A general purpose AIS I/O library using the GPSd AIVDM schema.
AIS I/O with Python, dictionaries, and the GPSd AIVDM schema.
This project is still evolving but will calm down once it hits v0.1. We would love to hear from you’re using, or would like to use, this project, both so we don’t make any unexpected changes, and to get outside opinions on AIS processing.
Vessels use a ship-to-ship Automated Identification System (AIS) to avoid collisions by broadcasting information about who they are, where they are, and what they are doing. These messages are broadcast as NMEA 0183 or NMEA 2000 sentences and are constantly being collected by terrestrial and satellite receivers.
NMEA is very large and difficult to work with natively, so the solution is to parse it and store as another format. Rather than spend time developing our own schema we chose to adopt the GPSd AIVDM schema, which clearly defines all message types. Messages map well to Python dictionaries due to how fields vary type-to-type, so that’s what gpsdio uses.
This project aims to make AIS data easier to work with by providing I/O and a small set of useful transforms, and was built with large-scale data processing pipelines in mind.
Here’s a small example of how to read data stored as newline delimited JSON, add a field, and write as GZIP compressed MsgPack. The driver and compression are explicitly given but can also be detected from the file path. For more information on what gpsdio.open() returns, see the section on messages.
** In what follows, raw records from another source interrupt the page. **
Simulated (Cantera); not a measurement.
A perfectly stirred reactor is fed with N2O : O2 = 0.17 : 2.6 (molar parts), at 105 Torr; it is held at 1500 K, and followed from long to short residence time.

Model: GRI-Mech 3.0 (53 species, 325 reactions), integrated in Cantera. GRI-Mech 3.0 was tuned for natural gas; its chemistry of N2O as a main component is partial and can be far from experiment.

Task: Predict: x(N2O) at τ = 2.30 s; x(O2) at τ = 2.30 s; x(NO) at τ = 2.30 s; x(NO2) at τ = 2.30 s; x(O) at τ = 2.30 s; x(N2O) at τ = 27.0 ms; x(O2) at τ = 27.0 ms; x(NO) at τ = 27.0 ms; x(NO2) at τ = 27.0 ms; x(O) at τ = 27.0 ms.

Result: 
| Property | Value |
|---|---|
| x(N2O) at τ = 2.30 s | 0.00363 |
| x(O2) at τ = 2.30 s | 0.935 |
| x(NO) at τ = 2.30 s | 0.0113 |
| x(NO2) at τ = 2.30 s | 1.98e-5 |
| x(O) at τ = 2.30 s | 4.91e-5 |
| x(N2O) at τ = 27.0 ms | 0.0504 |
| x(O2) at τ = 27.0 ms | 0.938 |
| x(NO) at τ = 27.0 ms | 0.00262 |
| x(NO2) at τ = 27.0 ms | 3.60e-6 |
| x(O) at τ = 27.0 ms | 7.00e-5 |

import gpsdio with gpsdio.open('sample-data/types.json') as src: with gpsdio.open('with-num-fields.msg.gz', 'w', driver='MsgPack', compression='GZIP') as dst: for msg in src: msg['num_fields'] = len(msg)
Parsing NMEA Sentences
gpsdio does not yet support reading NMEA directly, although it will hopefully in the near future. In the meantime, libais has an aisdecode utility with an optional --gpsd format that produces data readable by this library.
This project also offers a gpsdio commandline utility for common tasks like inspecting and transforming data. See the CLI docs for more information.
NOTE: Message validation and transformation has not quite settled and will change for v0.1. The description below is currently mostly relevant, although some fields may be placed into an __invalid__ key on read or write.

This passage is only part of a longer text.